Missed opportunities were the name of the game.

NCAA Football: Duke at Northwestern Patrick Gorski-USA TODAY Sports

On Sep. 18, 2021, Northwestern fell behind three touchdowns early to Duke in Durham, N.C.. The ‘Cats, led by a surging Andrew Marty, powered back to get close, but ultimately the early deficit was too much to overcome and Duke prevailed, 30-23.

A year later, the Wildcats found themselves in a similar problem in their 31-23 loss to the Blue Devils. Jim O’Neil’s defense allowed Duke to move the ball like it was the greatest show on turf, while Mike Bajakian’s offense stalled on two of the first three drives. Northwestern escaped their own territory just once before the ‘Cats were down 21-0, but that chance ended in a missed 38-yard field goal from Adam Stage.

Once it was already in the hole, the defense seemed to tighten up, forcing consecutive three-and-outs. The offense managed three trips inside the Duke 35 to end the half, but only came away with 10 points after a turnover on downs and field goal to end the half.
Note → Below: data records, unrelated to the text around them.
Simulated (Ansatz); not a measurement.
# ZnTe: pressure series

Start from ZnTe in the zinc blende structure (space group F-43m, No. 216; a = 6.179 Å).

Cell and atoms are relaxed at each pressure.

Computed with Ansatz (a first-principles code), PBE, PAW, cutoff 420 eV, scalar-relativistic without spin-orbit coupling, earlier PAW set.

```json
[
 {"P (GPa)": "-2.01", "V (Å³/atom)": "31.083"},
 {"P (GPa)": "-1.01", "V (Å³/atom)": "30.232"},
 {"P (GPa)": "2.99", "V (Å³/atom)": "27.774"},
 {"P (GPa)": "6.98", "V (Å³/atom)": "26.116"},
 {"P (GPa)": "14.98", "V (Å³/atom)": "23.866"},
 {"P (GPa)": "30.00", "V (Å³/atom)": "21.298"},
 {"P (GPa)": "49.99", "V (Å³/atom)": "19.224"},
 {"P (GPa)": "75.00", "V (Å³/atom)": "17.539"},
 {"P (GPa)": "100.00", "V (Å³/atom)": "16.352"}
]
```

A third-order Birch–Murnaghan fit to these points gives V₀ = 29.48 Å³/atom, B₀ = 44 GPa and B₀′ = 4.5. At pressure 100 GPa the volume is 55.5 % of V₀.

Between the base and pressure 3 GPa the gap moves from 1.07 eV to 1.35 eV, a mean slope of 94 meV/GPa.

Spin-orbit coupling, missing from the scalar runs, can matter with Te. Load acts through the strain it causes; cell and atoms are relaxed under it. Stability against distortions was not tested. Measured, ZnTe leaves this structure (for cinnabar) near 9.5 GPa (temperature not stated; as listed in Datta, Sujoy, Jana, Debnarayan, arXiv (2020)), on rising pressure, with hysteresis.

However, the defense’s success in the late second quarter did not continue to open the second half. The Blue Devils drove right down the field, seemingly destined for a touchdown until a miraculous bobbling interception by Garnett Hollis Jr. gave the ‘Cats the ball back. It was in vain, though, as a strip sack on Ryan Hilinski in enemy territory ended the drive in its tracks. The next drive, after a Duke missed field goal, Hilinski hit Hull on a 4th-and-2 screen that the RB took to the house, making it 21-16.

Then, Bajakian got greedy. With nearly 17 minutes left to go in the game, the ‘Cats went for two, an intercepted roll-out that led to no points.

I know analytics-obsessed fans will strongly disagree with me on this one, but I am a firm believer that you should NEVER go for two unless you absolutely need to. I believe in always assuming that you will miss the conversion, a typically safe bet as a fan of Northwestern and the Washington Commanders. If Duke had kicked a field goal while up four (assuming NU kicked the extra point), a touchdown from Northwestern would’ve tied it, whereas with a miss, the ‘Cats would’ve needed a touchdown AND two-point conversion just to tie it. While it didn’t come back to bite Northwestern, the decision certainly would’ve if Hull had gotten into the end zone at the end of the game. People may bring up the shakiness at kicker as playing a factor, but Stage is 6-of-6 on extra points this year, while he’s struggled from distance.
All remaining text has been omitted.